- From: Paolo Martini <paolo.martini.relex@chello.be>
- Date: Mon, 6 Aug 2007 21:50:50 +0200
- To: <www-multimodal@w3.org> <www-multimodal@w3.org> <www-multimodal@w3.org>, "JOHNSTON, MICHAEL J (MICHAEL J)" <johnston@research.att.com>
- Message-Id: <79470eb885659e78d4b2bbe521ed5c44@chello.be>
Dear Michael and all,
I appreciate the intentionally well delimited scope of EMMA 1.0 and the
adequacy of the current draft to it.
In order to better clarify the description of that scope, I would
suggest rewording and elaborating the Introduction statement:
"The language is focused on annotating the interpretation information
of single and composed inputs, as opposed to (possibly identical)
information that might have been collected over the course of a dialog.
The language provides a set of elements and attributes that are focused
on accurately representing annotations on the input interpretations."

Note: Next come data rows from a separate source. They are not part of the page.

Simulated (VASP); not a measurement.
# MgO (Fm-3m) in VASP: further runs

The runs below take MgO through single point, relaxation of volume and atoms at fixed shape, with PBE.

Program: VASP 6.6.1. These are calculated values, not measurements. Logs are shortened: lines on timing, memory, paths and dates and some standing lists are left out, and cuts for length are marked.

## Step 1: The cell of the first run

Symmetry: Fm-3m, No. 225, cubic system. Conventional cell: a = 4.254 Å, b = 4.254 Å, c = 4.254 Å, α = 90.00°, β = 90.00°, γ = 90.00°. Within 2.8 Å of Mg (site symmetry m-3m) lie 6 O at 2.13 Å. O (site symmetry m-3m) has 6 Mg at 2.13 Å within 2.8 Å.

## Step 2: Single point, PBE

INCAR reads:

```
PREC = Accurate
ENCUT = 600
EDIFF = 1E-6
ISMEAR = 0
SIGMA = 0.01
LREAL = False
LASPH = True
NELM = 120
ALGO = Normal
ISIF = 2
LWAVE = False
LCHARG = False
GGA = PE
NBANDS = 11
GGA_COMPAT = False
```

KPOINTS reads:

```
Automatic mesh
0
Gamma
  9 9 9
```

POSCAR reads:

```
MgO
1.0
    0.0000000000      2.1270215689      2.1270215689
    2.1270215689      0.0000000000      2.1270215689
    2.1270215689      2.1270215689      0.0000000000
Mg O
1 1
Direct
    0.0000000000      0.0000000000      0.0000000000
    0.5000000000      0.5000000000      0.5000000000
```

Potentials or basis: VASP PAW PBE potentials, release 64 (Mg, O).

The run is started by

1. Is "composed inputs" the same of "composite input" defined in the
Terminology?
2. Following the Terminology at 1.2, "interpretation" appears to be
signified and "user input" the signifier. "annotation" seems to be used
a bit ambiguously: it is my understanding that the common significance
of "annotation" is the association - act or product of the act - of
content, at any 'meta-' level, to a region of a signal.
"accurately representing annotations on the input interpretations"
seems therefore to refer to content associated to the signified (as
indeed do attributes like emma:cost, emma:process, etc.). Nevertheless,
EMMA seems to provide also a way to represent the interpretation itself
- mainly with literals - besides being open to include any application
specific representation, but it is not clear if it is an accessory
function or a foundation one.
Together with "Interpretations of user input are said to be derived
from that input, and higher levels interpretations may be derived from
lower level ones. EMMA allows you to reference the user input or
interpretation a given interpretation was derived from", the issue
becomes even more evident when comparing the expressive power of
emma:interpretation and emma:arc to represent alternative
interpretations (as advertised in "Lattices provide a compact
representation of large lists of possible recognition results or
interpretations"):
- an emma:interpretation has an "id" while an emma:arc needs "from",
"to" and the signified to be identified (i.e. difficult reification of
emma:arcs)
- an emma:interpretation has emma:tokens to refer to user input, while
an emma:arc can only refer to a time region of the input signal
I would suggest adding examples lattice representation of two-level
analysis, like
a vocal /bo/+?+/ton/ to orthographic "Boston" and alternative "Bolton"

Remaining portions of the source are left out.